#engineering #product - 11 mins read

The tech debt elephant: A product perspective

As a product manager, balancing tech debt and architectural improvements with more conventional product work can be a challenging task. One of the most difficult in some places I’ve worked. On the one hand, it is important to maintain a healthy technical foundation for your product to ensure its long-term success. On the other hand, constantly focusing on technical improvements can take time and resources away from delivering on improvements that could deliver significant value to your users, move you closer to your desired outcomes, and keep you ahead of the pack.

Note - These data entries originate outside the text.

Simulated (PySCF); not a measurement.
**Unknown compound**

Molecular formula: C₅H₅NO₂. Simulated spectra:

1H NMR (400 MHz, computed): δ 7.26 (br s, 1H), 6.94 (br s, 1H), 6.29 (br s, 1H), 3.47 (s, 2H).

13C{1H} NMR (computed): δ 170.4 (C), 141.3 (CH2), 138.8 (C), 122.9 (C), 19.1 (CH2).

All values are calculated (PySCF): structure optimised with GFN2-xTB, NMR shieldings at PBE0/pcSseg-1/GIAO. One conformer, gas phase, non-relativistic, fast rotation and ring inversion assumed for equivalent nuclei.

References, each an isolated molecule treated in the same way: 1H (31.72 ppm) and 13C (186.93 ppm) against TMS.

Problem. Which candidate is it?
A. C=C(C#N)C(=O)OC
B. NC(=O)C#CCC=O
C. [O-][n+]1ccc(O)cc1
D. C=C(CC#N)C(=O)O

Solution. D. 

Tech debt, also known as technical debt, is the accumulation of technical challenges and issues that arise when building a product. These challenges can come in the form of outdated technologies, poor code quality, or inadequate infrastructure. Over time, tech debt can lead to slower development times, increased maintenance costs, and decreased product reliability and user experience. And it is inevitable. Even if you clear it down entirely (never seen this happen), it will return over time like the many heads of the Hydra.

Martin Fowler visualised this really well in his 2019 Is High Quality Software Worth the Cost article, although he uses the term "cruft". Here's an adaptation of his illustration that really hammers home how it can suffocate you over time:

Illustration of cruft from Martin Fowler

And just like financial debt, it compounds. The more tech debt you accrue, the more it slows you down. The more you build on top of it, the more difficult it is to pay it back.

"With borrowed money you can do something sooner than you might otherwise, but then until you pay back that money you'll be paying interest. I thought borrowing money was a good idea, I thought that rushing software out the door to get some experience with it was a good idea, but that of course, you would eventually go back and as you learned things about that software you would repay that loan by refactoring the program to reflect your experience as you acquired it." Ward Cunnigham (2010)

Architectural improvements, on the other hand, are changes to the underlying technical architecture of a product that aim to improve its performance, scalability, and maintainability. These improvements can be critical for the long-term success of a product, but they can also take significant time and resources to implement. They can often prevent tech debt accumulating by keeping your stack ahead of the curve.

As a product manager, it is your responsibility to work with your teammates to collectively prioritise tech debt and architectural improvements in the context of your overall business goals and strategies. This means carefully balancing the need for technical improvements with the need to deliver on more strategic goals.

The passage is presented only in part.